Thursday, October 23, 2014

Shocktober Revisited: The House By the Cemetery

This review originally appeared in 2010.

The House by the Cemetery is an exercise in futility: the film, made by Lucio Fulci (The Psychic, The New York Ripper) should be a gorehound's delight, with it's quasi-Lovecraftian connection (it forms the "Death" Trilogy with The Beyond and City of the Living Dead / Gates of Hell), brutal kills, and atmospheric setting (just north of Boston, Mass). Instead, the film is a disaster; an unnecessarily convoluted narrative that contradicts itself whenever possible, leaving plot points that go nowhere, characters that serve no purpose, and an ending that raises more "what?"s than anything else.

I don't know how much of this to blame on the fact that the DVD is dubbed and offered no alternate language / subtitle options (IMDB indicates it was filmed in Italian) but I doubt that many of the erratic plot jumps could be saved simply by Fulci's native tongue. From the opening sequence, which spatially misrepresents the Freudstein house, to the final scene and its fabricated Henry James quote, not a whole lot of The House by the Cemetery makes a lot of sense.

Following the strange death of his mentor, Dr. Peterson, Norman Boyle (Paolo Marco) moves his wife Lucy (Katherine MacColl) and son Bob (Giovanni Frezza) from New York to the small town of New Whitby, where Peterson murdered his mistress and hung himself. Staying in the "Freudstein" house - redubbed Oak Mansion by the real estate agent (Dagmar Lassander) - with Ann (Ania Perioni), Bob's babysitter, the Boyle's are beset with strange occurrences, mysterious indoor tombs, and a locked cellar that hides a terrible secret. Will Norman discover the secret of Dr. Freudstein before it's too late? Why did Peterson kill himself? Is Lucy really going insane, or is someone else in the house? And who is Bob's new friend Mae (Silvia Collatina), a girl only he can see who warns him of grave dangers?

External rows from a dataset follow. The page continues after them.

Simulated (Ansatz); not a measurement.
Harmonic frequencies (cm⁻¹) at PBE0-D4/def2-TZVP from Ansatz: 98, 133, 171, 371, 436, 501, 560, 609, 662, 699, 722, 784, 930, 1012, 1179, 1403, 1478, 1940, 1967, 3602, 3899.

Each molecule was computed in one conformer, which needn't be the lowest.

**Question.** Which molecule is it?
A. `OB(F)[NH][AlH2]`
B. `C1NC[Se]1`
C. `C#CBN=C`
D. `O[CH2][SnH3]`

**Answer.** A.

Honestly, don't expect any of those questions to be answered. Well, not exactly. By the time anyone figures out what's going on at any point in the film, it's too late for them. Across the board, the plot of The House by the Cemetery makes no effort to address any of the many questions it raises, instead compounding on "twist" after another to the point that none of them mean anything at all. Every single character in the film exists to react to something that happens, and no one (including Dr. Freudstein) actually does anything to set events in place.

The criminal mistake that Fulci makes in The House by the Cemetery is to assume that just because the film is "inspired" by H.P. Lovecraft that he (and co-screenwriters Giorgio Mariuzzo and Dardano Sacchetti) frequently set up plot points that disappear mid-movie, or abruptly change characters in order to suit a "kill" scene. Norman is the subject of an entire subplot that goes nowhere: while following up on Dr. Peterson's research, more than one character mentions that Boyle has been to New Whitby before, has a daughter (not a son), and seem very surprised when he refutes their claims. Even Lucy asks him why it is he has a picture of the Freudstein house (which he makes dubious excuses about).

Ann, the babysitter, also seems to be involved in some conspiratorial pact with Norman, considering the frequency of close-up of Normans eyes, Ann's eyes, and sometimes Lucy, who has no idea what's going on. Ann, after all, goes out of her way to remove the board covering the cellar door, cleans up the blood after Freudstein kills the real estate agent, and seems to have a particular interest in Bob. That is, until she goes down into the cellar and is killed by Freudstein (decapitated, as per a vision Mae has with mannequins). Ann seems so surprised that Freudstein is down in the cellar that it totally undermines the suspicious behavior earlier.

Of course, almost everything is undone. To spoil a great deal for you (if such a thing is possible in a film that goes out of its way not to make sense), Norman doesn't have any connection to the Freudstein house that's ever mentioned, the couple in the beginning aren't Peterson and his mistress, and Mary Freudstein might be Dr. Freudstein and the monster we assumed was Dr. Freudstein is her son Jacob (at least, that is, if the ghost Mary and ghost Mae that take Bob away have anything to do with the quote Fulci made up and attributed to Henry James have anything to do with the story). We also never learn why the Boyles didn't leave the house after the "bat" incident (more on that below), even though they clearly stated they weren't staying.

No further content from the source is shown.